There's a surprise. Some tracks that she has recorded have been discovered by her family, and guess what – the planned title for the album is Lioness: Hidden Treasures. There's another surprise.

It's funny how that tends to happen with dead rock stars. There's always unrecorded material; they always turn out to be "treasures", but how many people can remember a single track from posthumous John Lennon or Michael Jackson material?

And that is not to show any disrespect at all to the hugely talented Amy Winehouse, her family who want her legacy to be enriched, or her record company, Island, which is giving £1 from every sale of the new album to the Amy Winehouse Foundation, the charity set up in her name to help young people suffering from addiction, among other things. In the case of Island Records, mind, I am a little puzzled. If there was great Winehouse material recorded, then surely the record company would have released it in the long gap since her last album.

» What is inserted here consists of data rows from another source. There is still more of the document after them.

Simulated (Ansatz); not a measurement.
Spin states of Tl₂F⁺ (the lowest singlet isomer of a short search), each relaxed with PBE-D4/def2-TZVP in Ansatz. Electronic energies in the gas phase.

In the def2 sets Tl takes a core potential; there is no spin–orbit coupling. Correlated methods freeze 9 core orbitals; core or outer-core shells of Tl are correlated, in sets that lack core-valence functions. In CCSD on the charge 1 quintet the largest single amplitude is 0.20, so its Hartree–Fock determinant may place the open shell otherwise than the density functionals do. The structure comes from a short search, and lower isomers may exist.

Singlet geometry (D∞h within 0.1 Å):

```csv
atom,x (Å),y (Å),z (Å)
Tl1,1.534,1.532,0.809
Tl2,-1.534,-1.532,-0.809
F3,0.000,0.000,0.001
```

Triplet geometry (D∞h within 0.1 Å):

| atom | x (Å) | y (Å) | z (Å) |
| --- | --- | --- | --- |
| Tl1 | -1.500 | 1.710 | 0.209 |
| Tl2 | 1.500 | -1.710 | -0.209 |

Of course, we need to hear the album. If it turns out to be great, then it will have been a worthwhile exercise, and it will allay any suspicions that music fans might have. The music critics who have heard it are ambivalent, saying the tracks do sound rather like first takes of songs. And a record company executive was quoted as saying: "Whether you can hear every lyric on every song or not, you can always hear the emotion there." Ah. Being able to hear the lyrics vs emotion. I know where I stand on that one ... cold, unemotional person that I am.

There will be suspicions among fans because posthumous albums that are speedily released always give rise to suspicions among fans. They fear they might be being taken for a ride, and that profit might, just might, be one of the aims, and might weigh against the enduring legacy of their heroes.

The record company, and all involved, could allay those fears through one very simple solution. Instead of giving £1 from every sale to charity, why not give all the money from the sales of the album to charity? After all, this album is to celebrate Amy, and to remember her tragic death by preventing others from following a similar course. The charity set up in her name aims to do that. It deserves all the money it can get.

So, why just £1? As the dual motives in releasing the unrecorded tracks are to give us unheard Amy Winehouse music and to help the charity, then both are richly achieved by releasing the album and giving all the proceeds, every penny, to the charity. It would certainly be one in the eye for those wretched cynics who believe that posthumous albums are more about profit than legacy.

Make Mark Rylance the RSC's next boss

Who will be the next head of the Royal Shakespeare Company? Michael Boyd is stepping down after an excellent tenure. Now the search is on for a successor. Since Sir Peter Hall founded the RSC, it has been run by directors. Perhaps it is time for an actor to take the helm. And who better than one of the greatest actors of his or any generation, Mark Rylance, currently winning another set of plaudits for Jerusalem in the West End? Rylance was the first artistic director of Shakespeare's Globe in London and ran it with huge success. He would seem to be the ideal candidate.

There is, it has to be said, one tiny snag. Mark doesn't actually believe that Shakespeare wrote all his plays. Tricky one, that. Can you have a chief of the Royal Shakespeare Company who doubts that Shakespeare was written by Shakespeare? On the other hand, Shakespeare was also in the title of Shakespeare's Globe, and that didn't stop Rylance from making it globally admired and staging wonderful productions of the plays. So, RSC board, ignore that awkward little snag, and appoint Rylance.

The power of Twitter to steal some of the magic

As the final episode of this series of Downton Abbey approaches, I shall be checking the tweets of Captain Matthew Crawley. OK, Captain Crawley isn't actually on Twitter, but his alter ego, the fine actor Dan Stevens, is, and I follow his utterings. They have led me to muse on actors tweeting and on my own need for a suspension of disbelief. You see, Dan tweets quite a bit about Downton, and sometimes about his character, Matthew. He recently made a joke about Matthew's war-inflicted disability, which, of course, in the drama is no laughing matter but a tear-jerker.

So does it matter? This is not the character tweeting; it is an actor. Yet weirdly I feel uncomfortable with it. I don't want the actor to come out of character and make a joke about said character. Somehow, it adds a barrier between character and viewer, and destroys an element of the magic. Call me old-fashioned.